The garden level tells the story of local life. The upper floors present an exceptional collection of paintings, drawings and enamels by the Basque artist Ramiro Arrue.
The garden is a must-see, wild with younger olive trees alongside century-old carob trees, mimosas, a young ginko biloba, Judean trees, bougainvillea, scented jasmines, and, of course, camellias! Irises flourish next to tomatoes, rosebushes next to lettuce, acanthus and agapanthus next to potatoes!
The prestigious Hotel Eden, built in 1892, stood out for its rare luxury and a large territory of 21 hectares with olive groves and pastures. Just imagine the sight of it at night, perched on a rock, like a ship made of stone with its lit-up portholes! A truly unprecedented architectural masterpiece for the early 20th century! When its owner, Baron de Pauville, conceived this massive building project, he used all his connections to secure, among other things, the opening of the La Turbie-sur-Mer railway station (the former Cap d’Ail). To raise funds for the construction of this grandiose hotel, the businessman laid sewers and built access roads to the neighbouring land plots. He then sold them to a bank for a further resale at a great profit.
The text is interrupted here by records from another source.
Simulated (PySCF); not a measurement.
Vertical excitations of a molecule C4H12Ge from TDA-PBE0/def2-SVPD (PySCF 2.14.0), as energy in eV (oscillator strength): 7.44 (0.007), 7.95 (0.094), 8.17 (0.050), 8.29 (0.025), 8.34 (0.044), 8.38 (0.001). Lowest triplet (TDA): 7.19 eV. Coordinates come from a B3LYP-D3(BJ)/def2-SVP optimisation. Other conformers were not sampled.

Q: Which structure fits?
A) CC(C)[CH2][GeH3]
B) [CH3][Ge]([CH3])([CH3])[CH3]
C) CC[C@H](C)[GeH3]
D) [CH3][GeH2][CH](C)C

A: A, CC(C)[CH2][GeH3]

The comfort of the Eden Hotel was simply unbelievable for the late 19th century. A water tank placed on the roof ensured each room had its own bathroom. Furniture, dishes, silverware, bed linen all bore the Eden hotel insignia. Reading room on the veranda, ballroom, children’s quarters, billiards, fencing room, dairy shop, restaurant distinguished by an exquisite cuisine, five-hectare park, horse-drawn carriage service, tennis court, independent power plant and elevator — just to name some of its luxury amenities! Everything was thought of to create an ideal holiday atmosphere for the lucky ones visiting the Mediterranean coast during the winter season. Up until 1939, the European nobility favoured the Eden Hotel, conveniently located between Nice and Monaco. Walking paths were laid around it and along the sea, and a pigeon shooting range was specially made in the Pointe des Douaniers natural area.
At the time of opening, the hotel counted 150 rooms. In the 1920s and 30s, its territory increased remarkably. In 1945 the Eden was divided into luxurious apartments.